Estimation of a population variance

The sample variance \(S^2\) is the standard point estimator for the population variance \(\sigma^2\). Its key feature is the division by \(n-1\) instead of \(n\), which corrects a systematic bias that arises from estimating the mean from the same data.

The estimator: sample variance

Given a sample \(x_1, x_2, \ldots, x_n\) with sample mean \(\bar{x}\), the sample variance is:

\[S^2 = \frac{1}{n-1} \sum_{i=1}^{n} (x_i - \bar{x})^2\]

This is an unbiased estimator of \(\sigma^2\): \(E[S^2] = \sigma^2\).

The alternative estimator, obtained by dividing by \(n\), is the maximum likelihood estimator (MLE):

\[\hat{\sigma}^2_{\text{MLE}} = \frac{1}{n} \sum_{i=1}^{n} (x_i - \bar{x})^2\]

The MLE is biased: \(E[\hat{\sigma}^2_{\text{MLE}}] = \frac{n-1}{n}\sigma^2 < \sigma^2\).

Why divide by \(n-1\)?

The intuition: when we compute deviations \((x_i - \bar{x})\), we use \(\bar{x}\) instead of the unknown \(\mu\). The sample mean \(\bar{x}\) is always at the center of the data, so the deviations from \(\bar{x}\) tend to be slightly smaller than the deviations from \(\mu\). This causes \(\frac{1}{n}\sum(x_i-\bar{x})^2\) to systematically underestimate \(\sigma^2\).

More formally: the \(n\) deviations \((x_i - \bar{x})\) must sum to zero (because \(\sum(x_i - \bar{x}) = 0\)), so only \(n-1\) of them are free to vary. The divisor \(n-1\) reflects this loss of one degree of freedom.

Numerical illustration of the bias

Suppose the true population has \(\sigma^2 = 10\). We repeatedly take samples of size \(n = 5\) and compute both estimators.

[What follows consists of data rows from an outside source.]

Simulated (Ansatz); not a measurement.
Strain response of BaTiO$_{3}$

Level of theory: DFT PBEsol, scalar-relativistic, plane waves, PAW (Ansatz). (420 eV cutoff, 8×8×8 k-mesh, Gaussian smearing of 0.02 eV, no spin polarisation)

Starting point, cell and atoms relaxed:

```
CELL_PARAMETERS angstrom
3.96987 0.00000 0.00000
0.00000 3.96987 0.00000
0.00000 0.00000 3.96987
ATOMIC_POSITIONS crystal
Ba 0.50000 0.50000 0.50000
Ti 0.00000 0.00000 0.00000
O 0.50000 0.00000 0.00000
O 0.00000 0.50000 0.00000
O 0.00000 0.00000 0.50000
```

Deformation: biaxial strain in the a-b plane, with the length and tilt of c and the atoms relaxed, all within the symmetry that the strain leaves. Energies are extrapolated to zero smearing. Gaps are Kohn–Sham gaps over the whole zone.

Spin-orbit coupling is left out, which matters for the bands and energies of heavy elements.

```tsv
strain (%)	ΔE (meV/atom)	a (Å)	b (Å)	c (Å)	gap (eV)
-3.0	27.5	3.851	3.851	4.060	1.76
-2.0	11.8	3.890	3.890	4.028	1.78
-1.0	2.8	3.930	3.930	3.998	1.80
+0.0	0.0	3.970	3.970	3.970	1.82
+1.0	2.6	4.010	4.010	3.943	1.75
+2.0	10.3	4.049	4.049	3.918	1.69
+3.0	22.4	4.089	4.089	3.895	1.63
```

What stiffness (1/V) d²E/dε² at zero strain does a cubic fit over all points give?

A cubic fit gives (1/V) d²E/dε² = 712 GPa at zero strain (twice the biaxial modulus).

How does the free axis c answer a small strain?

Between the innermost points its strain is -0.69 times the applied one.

In the long run (across many samples):

\[E\!\left[\frac{1}{5}\sum(x_i-\bar{x})^2\right] = \frac{4}{5} \times 10 = 8 \quad \text{(underestimates by 20\%)}\]

\[E\!\left[\frac{1}{4}\sum(x_i-\bar{x})^2\right] = 10 \quad \text{(correct on average)}\]

For small samples (\(n = 5\)), the bias of the MLE is 20%. For \(n = 100\) it is only 1%, which is why the distinction matters more in small samples.

Example icon

Sampling distribution of \(S^2\)

The key result connecting \(S^2\) to the chi-squared distribution: if the population is normal, then:

\[\frac{(n-1)S^2}{\sigma^2} \sim \chi^2(n-1)\]

This result has two uses: it confirms that \(S^2\) is unbiased (since \(E[\chi^2(n-1)] = n-1\), giving \(E[S^2] = \sigma^2\)), and it is the foundation for confidence intervals and hypothesis tests about \(\sigma^2\).

Chi-squared distribution of the sample variance statistic for different sample sizes showing asymmetry

⚠️ The chi-squared distribution is not symmetric

Unlike the sampling distribution of \(\bar{X}\), the distribution of \(S^2\) is always right-skewed. This has two practical consequences:

  • Confidence intervals for \(\sigma^2\) are not symmetric around \(S^2\): the upper bound is further from \(S^2\) than the lower bound.
  • The skewness is more pronounced for small \(n\) and disappears slowly as \(n\) grows. For small samples, the assumption of normality in the population is important: the chi-squared result only holds exactly when the population is normal.

Comparing the two estimators

Simulation comparing the bias of sample variance with n and n-1 divisors across different sample sizes

The simulation confirms: \(S^2\) (blue) stays on target at \(\sigma^2 = 10\) for all sample sizes, while the MLE (red) systematically underestimates, especially for small \(n\).

Step-by-step example

A quality engineer measures the diameter (in mm) of 8 ball bearings from a production run:

\[12.1,\; 11.9,\; 12.3,\; 12.0,\; 11.8,\; 12.2,\; 12.1,\; 12.4\]

Step 1: compute the sample mean:

\[\bar{x} = \frac{12.1 + 11.9 + \cdots + 12.4}{8} = \frac{96.8}{8} = 12.1 \text{ mm}\]

Step 2: compute squared deviations:

\[\sum(x_i - \bar{x})^2 = 0 + 0.04 + 0.04 + 0.01 + 0.09 + 0.01 + 0 + 0.09 = 0.28\]

Step 3: divide by \(n - 1 = 7\):

\[S^2 = \frac{0.28}{7} = 0.04 \text{ mm}^2, \qquad S = \sqrt{0.04} = 0.2 \text{ mm}\]

The estimated population variance is \(0.04\) mm², and the standard deviation is \(0.2\) mm. The MLE would give \(0.28/8 = 0.035\) mm², underestimating by 12.5%.

💡 Sample variance vs sample standard deviation

\(S^2\) is unbiased for \(\sigma^2\), but \(S = \sqrt{S^2}\) is not unbiased for \(\sigma\). The square root of an unbiased estimator is not itself unbiased (Jensen’s inequality for concave functions). In practice this bias is small and \(S\) is still the standard estimator for \(\sigma\), but technically a correction factor exists for normal populations.